Understanding Replication

Describes how replication works, and how to configure the replication factor.

Volumes are stored as pieces called containers that contain files, directories, and other data. By default, the maximum container size is 32 GB. The HPE Ezmeral Data Fabric administrator sets the maximum container size using the cldb.container.sizemb parameter (see the config commands). Containers are replicated to protect data. Normally, each container has three copies stored on separate nodes to provide uninterrupted access to all data, even if a node fails.

For each volume, you can specify a desired and minimum data replication factor, and a desired and minimum namespace (name container) replication factor.

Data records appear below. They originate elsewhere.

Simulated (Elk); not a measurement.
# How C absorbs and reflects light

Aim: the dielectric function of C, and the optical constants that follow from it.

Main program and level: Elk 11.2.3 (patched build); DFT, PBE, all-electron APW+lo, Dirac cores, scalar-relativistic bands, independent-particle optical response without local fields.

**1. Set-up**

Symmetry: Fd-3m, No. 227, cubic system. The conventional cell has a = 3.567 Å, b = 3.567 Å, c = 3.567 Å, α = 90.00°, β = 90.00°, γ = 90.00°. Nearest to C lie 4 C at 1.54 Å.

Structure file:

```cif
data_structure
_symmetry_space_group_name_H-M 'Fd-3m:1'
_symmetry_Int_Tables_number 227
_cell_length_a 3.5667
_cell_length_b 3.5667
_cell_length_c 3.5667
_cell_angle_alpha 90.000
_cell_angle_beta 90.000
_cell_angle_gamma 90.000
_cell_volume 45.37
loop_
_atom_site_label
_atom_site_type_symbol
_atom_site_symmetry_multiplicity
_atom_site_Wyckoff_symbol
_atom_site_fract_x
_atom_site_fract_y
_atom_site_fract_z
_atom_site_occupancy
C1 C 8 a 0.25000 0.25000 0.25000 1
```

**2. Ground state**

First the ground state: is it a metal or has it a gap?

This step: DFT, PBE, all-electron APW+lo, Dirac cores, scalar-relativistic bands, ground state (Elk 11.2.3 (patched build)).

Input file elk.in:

When enabled, the CLDB manages the namespace container replication separate from the data container replication. Use this capability when you have low volume replication, but want to have higher namespace replication.

NOTE
The namespace container parameters, nsreplication or nsminreplication, must be the same or larger than the equivalent data replication parameter, replication or minreplication.
  • The replication factor is the number of replicated copies that you need for normal operation and data protection. When the number of copies falls below the desired replication factor, but remains equal to or above the minimum replication factor, the CLDB actively creates additional copies of the container while trying to minimize the impact of making an additional copy of the container. Re-replication occurs after the timeout specified in the cldb.fs.mark.rereplicate.sec parameter (configurable using the configuration API). The minimum replication factor is 1 and the maximum is 6 (default: 3).
  • The minimum value of the minimum replication factor is the smallest number of copies you need in order to adequately protect against data loss. When the replication factor falls below this minimum value, re-replication occurs aggressively if data is being actively written to the container. If the enforceminreplicationforio property is set to true, writes succeed only when the minimum replication factor requirements are met. If the enforceminreplicationforio property is set to true and the minimum number of copies are not available, the client is asked to retry. In the case of a:
    • Hard mount, the client might try for up to 10 minutes and then return an error
    • Soft mount, the client might return an error
    The minimum value of the minimum replication factor is 1 and the maximum value is 6 (default:2). In all cases, the minimum replication factor cannot be greater than the replication factor. When you increase the minimum replication factor, if the enforceminreplicationforio property (configurable at the volume level) is set to true, the requirement to maintain a minimum number of copies is not enforced during writes until new copies of all containers associated with the volume are created.
  • The namespace replication factor is the number of namespace container replicated copies that you need for normal operation and data protection. When the number of copies falls below the desired replication factor, but remains equal to or above the minimum replication factor, the CLDB actively creates additional copies of the container while trying to minimize the impact of making an additional copy of the container. Re-replication occurs after the timeout specified in the cldb.fs.mark.rereplicate.sec parameter (configurable using the configuration API). The minimum replication factor is 1 and the maximum is 6 (default: 3).
  • The minimum value of the minimum namespace replication factor is the minimum number of namespace container replicated copies you want in order to adequately protect against data loss. When the replication factor falls below this minimum value, re-replication occurs aggressively if data is being actively written to the container. If the enforcemineplicationforio property (configurable at the volume level) is set to true, writes succeed only when this minimum value of the minimum replication factor requirements are met. If this property is set to true and minimum number of copies are not available, the client is asked to retry. In the case of a:
    • Hard mount, the client tries for up to 10 minutes and then return an error
    • Soft mount, the client returns an error
    The system does not wait for lost replicas to become available again. The minimum value of the muinimum replication factor is 1 and the maximum value is 6 (default: 2). In all cases, the minimum replication factor cannot be greater than the replication factor. When you increase the minimum replication factor, if the enforceminreplicationforio property is set to true, the presence of the minimum number of copies is not enforced during writes until new copies of all containers associated with the volume are created.
    NOTE
    The maximum replication setting of 6 does not apply for mapr.cldb.internal volume containers (CID-1). The number of CID-1 container replicas are always equivalent to the number of CLDB nodes in the cluster.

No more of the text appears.